Probably in practice the passed in objects are one of the buffered types where the read() behaves as this code obviously expected, which is likely why this hasn't been noticed before. However, we can't actually *know* that, and anything with a read() method would actually be perfectly valid. So it seems like a good patch to me.
However, svn_stream_t "full read" functions are obligated to return the
number of bytes requested, unless EOF.
Therefore, do we need the following patch?
swig-py: Support raw binary file-like objects for readable svn_stream_t*
(svn_swig_py_make_stream): Declare read_handler_pyio() as a non-full
svn_read_fn_t, in case PY_IO is a raw binary file object.

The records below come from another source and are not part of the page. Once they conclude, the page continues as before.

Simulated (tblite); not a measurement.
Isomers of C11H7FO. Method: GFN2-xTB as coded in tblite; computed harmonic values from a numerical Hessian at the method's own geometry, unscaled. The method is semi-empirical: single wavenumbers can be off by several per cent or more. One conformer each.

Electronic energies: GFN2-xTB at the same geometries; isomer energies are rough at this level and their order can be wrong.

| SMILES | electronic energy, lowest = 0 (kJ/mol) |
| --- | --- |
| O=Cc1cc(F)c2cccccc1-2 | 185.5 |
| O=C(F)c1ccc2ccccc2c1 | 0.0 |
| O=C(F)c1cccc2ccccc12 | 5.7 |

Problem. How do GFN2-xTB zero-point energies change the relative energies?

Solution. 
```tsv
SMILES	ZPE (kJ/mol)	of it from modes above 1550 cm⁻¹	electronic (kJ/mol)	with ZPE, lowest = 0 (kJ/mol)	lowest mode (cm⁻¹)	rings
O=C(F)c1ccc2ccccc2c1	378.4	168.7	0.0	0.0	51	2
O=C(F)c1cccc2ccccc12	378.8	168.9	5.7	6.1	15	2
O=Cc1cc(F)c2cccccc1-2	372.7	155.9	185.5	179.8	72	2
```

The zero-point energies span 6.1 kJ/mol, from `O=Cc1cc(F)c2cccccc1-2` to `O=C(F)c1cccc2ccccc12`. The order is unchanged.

> On Wed, Jan 3, 2018 at 10:55 PM Daniel Shahaf <[hidden email]>
>> svn_swig_py_make_stream() is a function that wraps a PyObject in an
>> svn_stream_t. Its read implementation, read_handler_pyio(), just calls
>> the PyObject's .read() method.
>> According to <https://docs.python.org/2/library/io.html#io.RawIOBase.read >>> ,
>> the read() method of "raw" file-like objects makes only one read(2)
>> syscall, and so may return fewer bytes than were requested. (The py3
>> docs are similar.)
> Probably in practice the passed in objects are one of the buffered types
> where the read() behaves as this code obviously expected, which is likely
> why this hasn't been noticed before. However, we can't actually *know*
> that, and anything with a read() method would actually be perfectly valid.
> So it seems like a good patch to me.
I agree. Though not buffered streams but files; reading from a file will
always behave as a full read whilst reading from a socket or pipe or
fifo will not.
Anyway +1 for the patch. The full-read functionality is simulated at the
stream API implementation level if there's no specific full-read function.